Nobody knows for sure what the future of NoSQL will be like, which way the development is most likely to head and who the winners will be, but we can still try and make some predictions. Here are mine:

Several subgroups will emerge
This is not as much a prediction as much as it is an observation of already visible patterns. At least two main groups will emerge from the NoSQL movement: networked data structure servers (key/value stores, queues, …) and databases for working with structured data.

The data structure branch will remain very diverse
Typical software in this category is rather minimalistic, both in terms of functionality and in terms of code size. Thanks to this the threshold for entry of new players is rather low; also low is the price paid by users for switching between competing implementations.
Various players will likely specialize in some technological niche and they will continue to be used mainly as means of speeding up applications and not as fundamental building blocks.

Relational databases will fight back
Some databases already have support for storing, manipulating and indexing structured data in the form of XML. I have a feeling that JSON support can’t be far away. For most users this will be enough to stay with the established players in the database field instead of choosing a strictly document oriented database.

Document oriented databases will morph into graph databases
Implementing cross document referencing will take them half way there. Pressure from the relational databases, as described above, will push them the rest of the way.

SPARQL will become the query language of choice
SPARQL is a query language for RDF1; in other words: a language for querying graphs. It supports querying multiple data sources at the same time (federated queries) and there are projects underway to make it work with Hadoop clusters.
I’m not saying that alternative methods of querying will disappear completely! I’m just trying to say that the key players most likely to be used by the average developer (the next generation graph database equivalents of MySQL and PostgreSQL and similar) will end up standardizing on SPARQL instead of inventing yet another language.

Software will gain weight
Reading about NoSQL databases gives me a feeling of deja-vu. Most of it reads almost exactly like articles about MySQL from the beginning of this decade: “We’re better than competition because we don’t have transactions/triggers/datatype checking/guaranteed consistency/fulltext search/…”. MySQL now has all of those features and NoSQL databases will follow in the same path. Most users will start hitting walls due to lack of features, not due to performance issues and when that happens having features will become more important than being lean.

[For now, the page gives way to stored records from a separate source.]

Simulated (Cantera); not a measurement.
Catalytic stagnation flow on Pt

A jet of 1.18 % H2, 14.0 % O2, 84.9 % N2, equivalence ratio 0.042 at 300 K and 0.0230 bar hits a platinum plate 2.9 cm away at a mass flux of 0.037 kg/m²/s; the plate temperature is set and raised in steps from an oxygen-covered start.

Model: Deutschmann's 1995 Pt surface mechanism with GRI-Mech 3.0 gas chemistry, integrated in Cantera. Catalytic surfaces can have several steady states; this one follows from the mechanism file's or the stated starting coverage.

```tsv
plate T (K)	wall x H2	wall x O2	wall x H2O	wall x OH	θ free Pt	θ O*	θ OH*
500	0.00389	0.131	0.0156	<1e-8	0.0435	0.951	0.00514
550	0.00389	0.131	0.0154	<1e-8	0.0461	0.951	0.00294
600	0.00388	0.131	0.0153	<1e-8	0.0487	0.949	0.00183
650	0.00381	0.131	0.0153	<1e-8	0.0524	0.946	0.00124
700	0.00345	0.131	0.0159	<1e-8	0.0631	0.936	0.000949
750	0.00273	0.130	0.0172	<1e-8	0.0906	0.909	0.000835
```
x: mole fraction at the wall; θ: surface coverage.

The cycle will repeat itself
After a decade or so a new class of players claiming that their lack of features is their strength will emerge once again

  1. RDF is an extremely simple format wrapped in a metric buttload of mystery in misunderstanding. But more about that some other time.

Tags: , , , , ,

12 Responses to “Predictions on the future of NoSQL”

  1. dwight_mongodb

    will be interesting to see if the document-oriented databases get more graph-like over time or not. it is harder to shard a graph database, that is the main challenge, and true horizontal scalability is a key feature of this new space.

  2. Aleksander Kmetec

    I never said it’s going to be a quick and easy transition. ;-) Anyway, I wish you lots of success with tackling that problem if my predictions happen to come true one day.

    I have to admit, though, that the main reason I’d like to see document oriented dbs become more graph like is not because I would think that there’s anything wrong with them, but because I’d like to see diversity in the graph db space. I spent last 3+ years working with a graph db emulated on top of a relational db and you can probably imagine it was a less than ideal experience.

  3. Rod

    I, too, would like to see more graph-like data stores (e.g. triplestores) but I’m afraid NoSQL efforts are actually moving in the opposite direction. While most key-value stores introduce flat structure and redundancy in order not to join anything and scale better, triplestores are exactly the opposite (no redundancy, join like crazy). I, for one, have no idea how to find compromise here but I sure would love to see it happen.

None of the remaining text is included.